MIS-Contro-Tower/fix4.md at 864be8d93283048f9ab0d8d18331eee4c1f0f93a

mdares/MIS-Contro-Tower

Fork 0

Files

Marcelo 5e7ddaa0db changes

2026-04-29 07:13:42 +00:00

8.6 KiB

Raw Blame History

Task: Implement Control Tower changes only (no Node-RED edits), then run full verification with SQL + backfill script.

Repository context:

Workspace root: Plastic-Dashboard
Target branch assumption: sandbox-main
Database: PostgreSQL via Prisma
Scope strictly limited to Control Tower code and scripts in this repo

Hard constraints:

Do NOT edit any Node-RED flow files or Node-RED runtime code.
Do NOT change behavior outside the requested areas unless required for correctness.
Preserve existing non-authoritative guard behavior for downtime reasons (PENDIENTE / UNCLASSIFIED).
Run verification before and after backfill, and report results clearly.
If lint/test has unrelated pre-existing failures, do not refactor unrelated modules.

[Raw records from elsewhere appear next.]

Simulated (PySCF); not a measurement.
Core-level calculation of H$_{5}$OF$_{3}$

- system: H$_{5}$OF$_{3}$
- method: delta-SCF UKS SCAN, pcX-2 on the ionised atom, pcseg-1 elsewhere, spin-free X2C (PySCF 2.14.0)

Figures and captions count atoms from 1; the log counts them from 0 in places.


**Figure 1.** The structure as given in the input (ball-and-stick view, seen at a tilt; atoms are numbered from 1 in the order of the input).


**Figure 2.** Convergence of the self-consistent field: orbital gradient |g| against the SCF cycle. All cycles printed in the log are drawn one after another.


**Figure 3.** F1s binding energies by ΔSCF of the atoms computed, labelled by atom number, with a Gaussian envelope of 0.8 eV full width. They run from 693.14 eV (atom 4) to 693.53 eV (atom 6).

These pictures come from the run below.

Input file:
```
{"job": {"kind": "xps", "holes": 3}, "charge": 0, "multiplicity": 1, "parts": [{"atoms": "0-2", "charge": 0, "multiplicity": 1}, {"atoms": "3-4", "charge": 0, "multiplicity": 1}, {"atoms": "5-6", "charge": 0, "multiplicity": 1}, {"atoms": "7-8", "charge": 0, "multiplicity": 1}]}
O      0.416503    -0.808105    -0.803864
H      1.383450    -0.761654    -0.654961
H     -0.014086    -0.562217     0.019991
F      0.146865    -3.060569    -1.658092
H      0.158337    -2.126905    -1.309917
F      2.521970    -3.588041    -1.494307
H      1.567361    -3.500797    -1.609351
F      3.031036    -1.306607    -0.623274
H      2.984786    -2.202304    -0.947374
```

Implementation requirements:

A) Downtime continuity fallback key fix File:

app/api/ingest/event/route.ts

Goal:

Ensure fallback downtime reason identity/continuity uses episode continuity key (incidentKey) whenever present.
Use row.id only when incidentKey is truly absent.
Preserve guard that prevents non-authoritative values from overwriting authoritative manual reasons.

Details:

In the event ingestion logic where ReasonEntry payload is created for downtime-like events (including fallback UNCLASSIFIED and mold-change):

Derive a fallbackIncidentKey from available payload fields in this preference order:
- evData.incidentKey
- dataObj.incidentKey
- evDowntime?.incidentKey
- evReason?.incidentKey (if available)
Only if all are missing, fallback to row.id.

For fallback reasonRaw objects:

For mold-change fallback, set incidentKey to moldIncidentKey ?? fallbackIncidentKey ?? row.id.
For unclassified fallback, set incidentKey to fallbackIncidentKey ?? row.id.

Create one continuityIncidentKey (single source of truth) used consistently for:

downtime reasonId construction (evt::downtime:)
ReasonEntry episodeId for downtime
meta.incidentKey in reason entry writes
manual-preservation guard queries by episodeId

Keep non-authoritative guard semantics unchanged:

incoming non-authoritative reason should not overwrite existing authoritative reason for same episode
downtime-acknowledged/manual authoritative path remains preserved

B) OEE trend from production-only snapshots File:

app/api/reports/route.ts

Goal:

Build OEE trend from production-only snapshots:
- trackingEnabled = true
- productionStarted = true
Keep summary metrics behavior explicit and consistent with this filtering decision.

Details:

Include trackingEnabled and productionStarted in KPI snapshot select.
Add helper like isProductionSnapshot(trackingEnabled, productionStarted).
Compute OEE/Availability/Performance/Quality averages using production-only rows.
For trend generation:

Iterate timeline in ts order.
For non-production snapshots, emit null points (for OEE and related KPI lines) so chart can render true gaps.
For production snapshots, emit actual numeric values (or null if value is missing).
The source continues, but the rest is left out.